Homogenizability conditions for multicomponent reactive transport

• We upscale multicomponent reactive transport in porous media.
• We establish sufficient conditions of continuum-scale ADR equations.
• These conditions are summarized in a phase diagram in the (Pe,Da)-space.
• They are verified by numerical simulations of flow through a planar fracture.
• We show numerically that such conditions are necessary and sufficient.

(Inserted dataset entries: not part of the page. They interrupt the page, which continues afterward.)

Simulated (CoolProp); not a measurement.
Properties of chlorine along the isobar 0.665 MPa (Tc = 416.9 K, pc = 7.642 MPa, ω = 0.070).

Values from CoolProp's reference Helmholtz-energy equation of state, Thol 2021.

We consider multicomponent reactive transport in porous media involving three reacting species, two of which undergo a nonlinear homogeneous reaction, while a third precipitates on the solid matrix through a heterogeneous nonlinear reaction. The process is fully reversible and can be described with a reaction of the kind A+B⇌C⇌SA+B⇌C⇌S. The system’s behavior is fully controlled by Péclet (Pe) and three Damköhler (Daj,j={1,2,3}) numbers, which quantify the relative importance of the four key mechanisms involved in the transport process, i.e. advection, molecular diffusion, homogeneous and heterogeneous reactions. We use multiple-scale expansions to upscale the pore-scale system of equations to the macroscale, and establish sufficient conditions under which macroscopic local advection–dispersion–reaction equations (ADREs) provide an accurate representation of the pore-scale processes. These conditions reveal that (i) the heterogeneous reaction leads to more stringent constraints compared to the homogeneous reactions, and (ii) advection can favorably enhance pore-scale mixing in the presence of fast reactions and relatively low molecular diffusion. Such conditions are summarized by a phase diagram in the (Pe,Daj)-space, and verified through numerical simulations of multicomponent transport in a planar fracture with reacting walls. Our computations suggest that the constraints derived in our analysis are robust in identifying sufficient as well as necessary conditions for homogenizability.